Willy Mutunga
Former Chief Justice of Kenya
Three decades after Kenyans took to the streets demanding political and constitutional reforms during the first Saba Saba day protest on July 7, 1990 (the leaders were detained and brutalized, but it is credited for ushering in multiparty democracy there), the conditions that prompted this dissent to remain. In this article, the former Chief Justice of Kenya, Willy Mutunga, arrested in an earlier crackdown by Moi’s regime and which led to his exile and then return Kenya after Saba Saba, reflects on this and tackles the following question: “Why after three major successful transitions over three decades—multipartyism, a power transition in 2002, and a new constitution in 2020—are we still being frustrated by our politics and economics?

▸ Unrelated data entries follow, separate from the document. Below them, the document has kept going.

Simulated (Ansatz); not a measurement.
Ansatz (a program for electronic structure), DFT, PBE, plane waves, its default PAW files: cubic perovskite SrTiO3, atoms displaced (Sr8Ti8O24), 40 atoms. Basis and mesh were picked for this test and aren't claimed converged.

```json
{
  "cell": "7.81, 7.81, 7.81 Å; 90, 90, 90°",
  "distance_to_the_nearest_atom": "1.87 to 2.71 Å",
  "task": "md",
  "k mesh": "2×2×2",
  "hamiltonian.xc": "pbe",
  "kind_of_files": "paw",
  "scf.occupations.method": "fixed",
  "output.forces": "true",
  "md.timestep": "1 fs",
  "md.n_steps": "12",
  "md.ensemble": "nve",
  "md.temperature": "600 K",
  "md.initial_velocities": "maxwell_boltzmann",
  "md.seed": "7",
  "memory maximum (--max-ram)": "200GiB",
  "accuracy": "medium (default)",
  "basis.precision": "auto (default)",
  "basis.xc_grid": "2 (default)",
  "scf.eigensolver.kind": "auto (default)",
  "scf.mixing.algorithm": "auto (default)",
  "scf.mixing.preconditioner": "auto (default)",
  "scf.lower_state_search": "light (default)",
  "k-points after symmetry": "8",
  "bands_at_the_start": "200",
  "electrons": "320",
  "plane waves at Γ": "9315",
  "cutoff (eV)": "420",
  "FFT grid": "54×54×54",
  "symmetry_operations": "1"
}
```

Three decades ago, driven by a quest to reclaim their sovereignty and recalibrate the power relations between the state and society, the people of this country went to the streets to push for political and constitutional reforms, a major inflection point in the history of our nation. Through a protracted, peaceful struggle by Kenyans in the country and in the diaspora, the country finally transitioned into a multi-party democracy.
The struggle is not over; Kenya’s politics have taken a backward trajectory, moving towards dictatorship in the midst of an intra-elite succession struggle that could descend into violent conflict, chaos, and even civil war.
Kenya is a fake democracy where elections do not matter because the infrastructure of elections has been captured by the elites. There is a danger of normalizing electoral authoritarianism, where the vote neither counts nor gets counted. The judiciary is under constant attack and disparagement by the executive while parliament is contorted into a body increasingly unable to represent Kenyans and provide oversight over the executive’s actions. The security services are unleashed on the poor and the dispossessed as if they are not citizens but enemies to be hunted down and destroyed.
A range of constitutional commissions are in a state of contrived dysfunction while our media business model is failing, accelerated by political interference. Grand corruption—perpetrated by a handful of families and by the elites collectively—has been normalized and the fight against corruption has been politicized. In the creeping descent into dictatorship, civilian public services have been militarized and the 2010 Constitution that was in many ways a culmination of the struggle that started on July 7, 1990 when the late Kenneth Matiba and Charles Rubia called for a meeting at the Kamukunji grounds in Nairobi, is being deliberately undermined.
We have a duty and a responsibility to defend Kenya’s constitution; to resist efforts to undermine devolution in particular; to resist those determined to continue looting an economy already on its knees; to stand up against efforts to brutalize, dehumanize, and rent asunder the essential human dignity of Kenyans as a people.
Three decades is a generation. The generation that voted for the first time in 1992 is a venerated demographic that is 48 years old today. It is the generation of freedom (the South African equivalent of the “born-frees”), and a significant part of the cohort that participated in the struggle as teens or young adults. It is the generation that bore the brunt of the struggle for freedom but which has been denied the opportunity for real political leadership. That part of its membership that has had access to state power is drawn from the reactionary wing of the group—the scions of the decadent YK’92 and drivers of the “NO” campaign against a new constitution.